The Lord is Our Banner – Exodus 17:8-16

Yahweh Nissi means “the Lord is Our Banner” – in Exodus 17, Moses named an altar this after defeating the Amalekites. Banners were key to pre-modern warfare, telling soldiers who is leading and where to attack. “Under the banner” can also mean “in the name of” – “under the banner of love* for example.

The name is used only once, in a passage that is ultimately problematic. The Amalekites ambushed the people of Israel, and after God enables victory, the Amalekites are marked out as a people for destruction.

This destruction becomes relevant again in 1 Samuel, when Samuel instructs Saul to wipe out the Amalekites, down to the children.

This story is hard to square with the teachings of Christ, and is even difficult to reconcile with the teachings of the Old Testament like “do not kill.” This is important because we see leaders today justifying violence in God’s name as well. In reality, if the Lord is our banner then it redefines our relationship with our enemies.

Irenaeus was an early church father who struggled with this difference as well. He sees the story of the Old Testament as one of “gradual pedagogy” where His gradually moves a primitive, violent people to a full understanding of the God who is Love. Origen was another, who saw over time a development and revelation of how to interact with enemies, finding its fullness in the Cross.

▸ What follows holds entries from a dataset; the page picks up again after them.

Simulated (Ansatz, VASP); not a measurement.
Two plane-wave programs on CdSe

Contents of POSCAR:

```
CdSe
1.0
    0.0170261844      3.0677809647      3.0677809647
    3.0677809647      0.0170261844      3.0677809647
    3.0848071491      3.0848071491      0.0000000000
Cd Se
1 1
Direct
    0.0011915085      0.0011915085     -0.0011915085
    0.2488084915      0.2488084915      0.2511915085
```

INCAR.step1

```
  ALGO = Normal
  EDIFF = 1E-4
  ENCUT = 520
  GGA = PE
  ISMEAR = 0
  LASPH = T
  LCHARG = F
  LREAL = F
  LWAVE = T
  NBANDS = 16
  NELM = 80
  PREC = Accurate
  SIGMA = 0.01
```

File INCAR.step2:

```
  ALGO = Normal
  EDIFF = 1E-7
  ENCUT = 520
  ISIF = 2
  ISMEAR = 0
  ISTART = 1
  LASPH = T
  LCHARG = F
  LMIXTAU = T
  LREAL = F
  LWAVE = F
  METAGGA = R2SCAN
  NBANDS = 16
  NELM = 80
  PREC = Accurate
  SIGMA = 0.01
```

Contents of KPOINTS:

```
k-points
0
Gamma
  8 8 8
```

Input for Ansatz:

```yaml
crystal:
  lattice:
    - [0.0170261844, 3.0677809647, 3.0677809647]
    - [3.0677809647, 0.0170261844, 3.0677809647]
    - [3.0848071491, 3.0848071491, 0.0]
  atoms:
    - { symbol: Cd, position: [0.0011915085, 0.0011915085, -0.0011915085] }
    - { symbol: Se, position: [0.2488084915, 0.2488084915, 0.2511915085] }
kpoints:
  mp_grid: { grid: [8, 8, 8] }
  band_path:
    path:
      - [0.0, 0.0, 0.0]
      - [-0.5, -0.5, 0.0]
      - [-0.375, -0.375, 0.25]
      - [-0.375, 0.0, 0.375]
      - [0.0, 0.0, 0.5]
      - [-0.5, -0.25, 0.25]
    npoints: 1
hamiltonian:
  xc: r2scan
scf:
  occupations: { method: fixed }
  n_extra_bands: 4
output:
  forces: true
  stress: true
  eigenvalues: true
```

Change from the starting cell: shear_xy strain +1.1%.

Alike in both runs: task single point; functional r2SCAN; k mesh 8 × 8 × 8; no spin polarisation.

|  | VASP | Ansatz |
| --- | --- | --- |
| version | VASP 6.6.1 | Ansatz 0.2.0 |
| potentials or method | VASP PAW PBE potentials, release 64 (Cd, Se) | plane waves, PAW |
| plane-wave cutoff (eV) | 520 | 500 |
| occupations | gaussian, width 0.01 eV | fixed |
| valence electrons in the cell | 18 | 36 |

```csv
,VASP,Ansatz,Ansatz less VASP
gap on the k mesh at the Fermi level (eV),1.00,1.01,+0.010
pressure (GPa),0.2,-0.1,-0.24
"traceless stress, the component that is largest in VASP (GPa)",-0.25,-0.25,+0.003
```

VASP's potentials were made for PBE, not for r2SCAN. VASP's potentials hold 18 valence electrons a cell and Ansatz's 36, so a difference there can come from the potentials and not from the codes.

If the Lord is our banner, He redefines the source of our security. We no longer place our faith in our own strength or resources, but rather in God Himself. We no longer need to have a scarcity mindset, but can rest in His abundance, letting that impact our engagement with others in love rather than fear and competition.

If the Lord is our banner, it redefines our identity, our vocation and equips us with a different ethic. We are to participate in God’s work of lifting up the marginalized, freeing the captives and giving sight to the blind.

— Guillermo Jimenez, Renew Church, Lynnwood WA, July 21, 2024

I Am – The God of Surprise

God first calls himself I Am when he reveals himself to Moses in the burning bush. This is one of the key “theophanies” in the Old Testament – the visible, physical appearance of God to humans.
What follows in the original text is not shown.